America’s Melting Pot: Travel Ban Boycott

Since colonization, America has been a place where different cultures come together and blend into a single society. It has been dubbed the “Melting Pot” and “Land of Opportunity.” It has been a home for those who had no home, a refuge that welcomed all, a place to build a new life. That is why President Trump’s refugee ban has saddened many people. One of the most disturbing changes is the fading of empathy in our country, which, if unchecked, may spread to the rest of the world. The immigration ban violates the founding principles of our country.

Many political cartoons concerning Trump’s presidency have featured the Statue of Liberty crying, sometimes holding an Islamic child in her arms. The Muslim religion is Trump’s most widely known target, his scapegoat. While the official claim is that Trump and his officials have chosen these countries because they were deemed “high risk,” one cannot help but wonder if it is because they are Muslim. As Jeremy Diamond mentioned in a article for CNN, “Trump’s latest executive order: Banning people from 7 countries and more,” minority religions from these countries are allowed entry into the country. Essentially, this means that all non-Muslims are allowed into the U.S. This, if not direct proof of discrimination against Muslims, is at the very least highly questionable. Their religion isn’t the sole reason why citizens of these countries aren’t being admitted into the U.S, however, I believe that it is a contributing, and possibly the most important, reason for their exclusion. And, as the First Amendment to our Constitution states, “Congress shall make no law respecting an establishment of religion, or prohibiting the free exercise thereof…” This clearly states that one religion cannot be preferred in the United States. This was reinforced in the Supreme Court’s 1982 case, Larson vs. Valente, where they firmly stated that “the clearest command of the Establishment Clause is that one religious denomination cannot be officially preferred over another.” For this reason and others, the appeals court has already found Trump’s ban unconstitutional for legal immigrants already in the U.S. or on their way.

Political journalist, Mark Joseph Stern from Slate has stated that Muslims from these countries hoping to make their way into the U.S. without a visa would have a good case if they wanted to challenge the ban as unconstitutional before the courts. If they have a strong legal case, one must ask: why is there a ban in the first place? Well, there is, of course, an answer to that, but it is one that leaves doubts where there should be answers.

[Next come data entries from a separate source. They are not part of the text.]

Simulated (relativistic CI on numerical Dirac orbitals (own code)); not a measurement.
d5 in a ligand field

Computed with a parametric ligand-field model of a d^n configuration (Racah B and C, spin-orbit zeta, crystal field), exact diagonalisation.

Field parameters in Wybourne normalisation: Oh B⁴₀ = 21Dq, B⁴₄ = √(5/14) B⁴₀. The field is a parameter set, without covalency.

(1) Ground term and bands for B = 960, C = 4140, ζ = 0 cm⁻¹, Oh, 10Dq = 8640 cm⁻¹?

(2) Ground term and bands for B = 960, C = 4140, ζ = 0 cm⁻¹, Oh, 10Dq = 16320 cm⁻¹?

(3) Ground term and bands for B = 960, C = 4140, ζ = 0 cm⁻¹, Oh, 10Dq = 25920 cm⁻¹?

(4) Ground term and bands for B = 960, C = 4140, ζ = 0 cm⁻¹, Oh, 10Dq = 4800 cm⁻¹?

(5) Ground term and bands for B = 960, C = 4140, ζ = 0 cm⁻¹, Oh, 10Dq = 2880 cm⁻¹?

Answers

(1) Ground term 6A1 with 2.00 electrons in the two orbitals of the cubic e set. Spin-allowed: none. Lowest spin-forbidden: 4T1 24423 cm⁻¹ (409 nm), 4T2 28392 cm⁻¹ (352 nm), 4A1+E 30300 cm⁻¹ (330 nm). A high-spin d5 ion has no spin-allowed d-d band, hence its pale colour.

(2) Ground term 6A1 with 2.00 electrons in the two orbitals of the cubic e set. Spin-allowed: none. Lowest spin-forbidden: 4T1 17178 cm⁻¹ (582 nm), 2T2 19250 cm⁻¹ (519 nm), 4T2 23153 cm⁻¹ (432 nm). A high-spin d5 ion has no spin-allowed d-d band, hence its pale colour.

Jerrold Nadler, U.S. Representative for New York’s 10th congressional district, stated in an interview with CNN, “The various people who have, in fact, committed terrorist acts in this country, from 9/11 on, none of them came from any of the seven countries that are the subject of the president’s executive order.” In fact, your chance of being killed by a refugee terrorist in the U. S. is one in 3.64 billion. The chance of being killed in a terrorist attack by illegal immigrants, another group of people Trump claims that he is “protecting” us from, is one in 10.9 billion. According to Politifact, a political fact-checking website, “Not a single refugee, Syrian or otherwise, has been implicated in a terrorist attack since the Refugee Act of 1980 set up systematic procedures for accepting refugees into the United States…” Additionally, Alex Nowrasteh, an immigration expert at the libertarian Cato Institute, showed The Atlantic, an online news site, a list he had compiled of foreign-born persons who committed or attempted to commit a terrorist attack, including their country of origin and how many people they killed. Saudi Arabia and Egypt are at the top of that list, and yet aren’t included in the ban, possibly because Saudi Arabia is such an important economic partner of the U.S. Syrian refugees have never even attempted a terrorist attack, yet Syria is included in the ban. I’m not at all trying to say that Egyptian and Saudi Arabian citizens should be banned from the U.S., just trying to call into question Trump’s motive behind the ban on the specific nations he targeted.

George Washington, once said, “Observe good faith and justice towards all Nations. Cultivate peace and harmony with all.” As we can clearly see, Trump’s claim of issuing the ban to protect America, and to help it, may be covering up simple bigotry. And, as stated before, the Constitution prevents the government from doing anything disrespectful to religion of any sort. Trump’s hate towards helpless refugees and immigrants is puzzling and lacking a real reason. F.D.R. himself, a former president of the U.S.A. and one of the most well-loved, stated, “Remember, remember always, that all of us, you and I especially, are descended from immigrants and revolutionists.”

In this article, I have made several logical claims as to why this ban goes against the very fabric of our flag. Now I would like to leave you with my last argument, this one based not on research but on empathy. Hopefully all of you have seen at least a few photos or read something about the Syrian refugees and the difficult, hand-to-mouth lifestyle they lead. What perturbs me most about this disturbing ban is the hardness of heart it displayed. At such a tumultuous time in our world’s history, we must remember that we are all human no matter the color of our skin, our language, or our religion, and that borders between countries shouldn’t separate us, nor cut off our love and ability to feel. This we must keep in mind, even when it seems the rest of the world has forgotten. I leave you with the words of Emma Lazarus, expressed in the famous poem she wrote for the Statue of Liberty, which you can now view on a plaque inside of it. I believe these words symbolize what once was, and hopefully will come to be again, America’s attitude towards foreigners. “Give me your tired, your poor/ Your huddled masses yearning to breathe free/ The wretched refuse of your teeming shore/ Send these, the homeless, tempest-tossed, to me/ I lift my lamp beside the golden door.”